Monday, October 17, 2011

Close Encounters of the College Kind

Proverbs 22:6

Train up a child in the way he should go,
And when he is old he will not depart from it.



     My daughter, K is a senior in high school this year. And I feel like she should be prepared for this. Ever since she was little, I have been constantly yakking about the importance of college. During spring break of her sophomore year my husband and I took her on a college tour. We drove across a good portion of the country. We went from Chicago to Nashville (Fisk University), from Nashville to Alabama (Tuskegee University), from Alabama to Atlanta, Ga (Clark & Spelman). From Atlanta, we went through So. Carolina, and No. Carolina, up to Virginia (Hampton University), and from Virginia, into D.C. (Howard University). Then from D.C., we made the 13 hour trek back to Chicago. It was a grueling wonderfully awesome (I was 13 weeks pregnant with K2.0 at the time) week long trip, but we felt it was worth it. Until K started bugging.
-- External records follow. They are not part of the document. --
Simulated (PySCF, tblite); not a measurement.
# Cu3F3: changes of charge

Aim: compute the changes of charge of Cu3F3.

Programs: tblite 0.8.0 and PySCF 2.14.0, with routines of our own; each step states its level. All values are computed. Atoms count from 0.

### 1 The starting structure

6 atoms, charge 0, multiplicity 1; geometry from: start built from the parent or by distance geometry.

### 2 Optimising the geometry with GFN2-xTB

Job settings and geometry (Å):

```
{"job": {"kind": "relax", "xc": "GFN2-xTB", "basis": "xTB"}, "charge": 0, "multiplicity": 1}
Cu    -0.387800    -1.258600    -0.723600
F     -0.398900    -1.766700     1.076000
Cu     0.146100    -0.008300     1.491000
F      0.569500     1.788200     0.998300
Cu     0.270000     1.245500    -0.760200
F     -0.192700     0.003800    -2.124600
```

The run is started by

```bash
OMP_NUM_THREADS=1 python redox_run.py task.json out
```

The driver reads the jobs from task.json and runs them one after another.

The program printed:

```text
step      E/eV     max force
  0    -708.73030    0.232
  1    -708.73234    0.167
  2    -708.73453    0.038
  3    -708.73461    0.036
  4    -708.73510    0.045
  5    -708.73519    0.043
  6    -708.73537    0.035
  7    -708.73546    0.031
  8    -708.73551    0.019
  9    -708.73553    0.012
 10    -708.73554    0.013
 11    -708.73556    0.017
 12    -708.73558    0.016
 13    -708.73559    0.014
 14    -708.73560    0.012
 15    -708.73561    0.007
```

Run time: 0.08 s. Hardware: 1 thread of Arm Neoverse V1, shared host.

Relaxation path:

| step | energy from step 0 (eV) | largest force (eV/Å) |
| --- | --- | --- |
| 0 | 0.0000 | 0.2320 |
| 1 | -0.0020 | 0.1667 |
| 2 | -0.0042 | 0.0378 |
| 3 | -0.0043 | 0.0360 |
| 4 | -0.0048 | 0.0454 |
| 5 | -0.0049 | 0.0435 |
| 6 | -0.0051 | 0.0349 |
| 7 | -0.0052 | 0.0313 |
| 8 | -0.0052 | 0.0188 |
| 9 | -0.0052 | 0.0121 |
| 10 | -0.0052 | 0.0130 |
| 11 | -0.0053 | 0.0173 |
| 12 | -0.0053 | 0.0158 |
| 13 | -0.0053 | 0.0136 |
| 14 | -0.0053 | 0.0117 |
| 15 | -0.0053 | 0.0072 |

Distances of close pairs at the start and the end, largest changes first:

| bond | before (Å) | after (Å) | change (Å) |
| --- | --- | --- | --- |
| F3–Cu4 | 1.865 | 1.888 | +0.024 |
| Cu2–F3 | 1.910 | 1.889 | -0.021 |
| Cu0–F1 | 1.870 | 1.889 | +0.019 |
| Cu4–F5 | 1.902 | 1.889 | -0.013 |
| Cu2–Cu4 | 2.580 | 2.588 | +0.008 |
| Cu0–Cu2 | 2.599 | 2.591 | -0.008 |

     First, she started wavering on her first choice. Now, that was fine with me. Just choose another first choice school. Therein lay the problem. She wouldn't/couldn't choose another school. Brochures and pamphlets have flooded our mail box. Emails are blowing up her phone. Colleges are holding seminars and open houses in our area. She is NOT interested.
 
     I have tried everything. I have tried to be understanding. I've tried giving up and deciding that college is her deal, not mine. I have tried to sweet talk her. I have tried yelling. I've tried being pissed. I've tried strong-arming her. I've tried it all. It seems like the only thing I accomplish is frustrating myself. Nothing worked. Nothing motivated her. When I asked her what her problem is, she whines, tears up, and tells me that she's overwhelmed at the "college process." She said, "It's my senior year. Why can't I just enjoy my senior year?"

     Now, I know some people are reading this and thinking, "Awwwww. Poor thing." Well, when she said it, I heard, "Filling out applications, requesting transcripts from my school's office, and asking teachers to write recommendation letters for me would require me to get off my butt, and do some something for myself."

     So basically, I've been forcing her to attend things. I've had to drag her to college fairs kicking and screaming. So, the 100 Black men of Chicago host a HUGE college fair every year, which over 300 schools attend, including all of the Historically Black Colleges, and even the Ivy Leagues. ~ Now, this is the fair that she fought me sooooo hard on. For days leading up to the fair, she complained and whined. She even tried to dig her heels in and tell me she wasn't going (now that, was funny. Like she had a choice, once I said she was going). The morning of the fair, she lolly-gagged around and sincerely tried to make us late, but I nixed all of her foolishness right in the bud.

     We visited the table of tons of schools. Some of the schools, she was interested in (Florida A & M, Amherst College), some of the schools, I was interested in for her (Spelman, Hampton U). She got a lot of information, and a lot of positive feedback. In the end, she finally made her school selections. Some of the schools that made the cut have been one the list since the beginning. Some of the schools are brand new, and some of the schools are HUGE surprises.

     But it was worth all of the headaches and frustration when we got in the car and K said, "Thanks mom. I'm glad you made me go to that."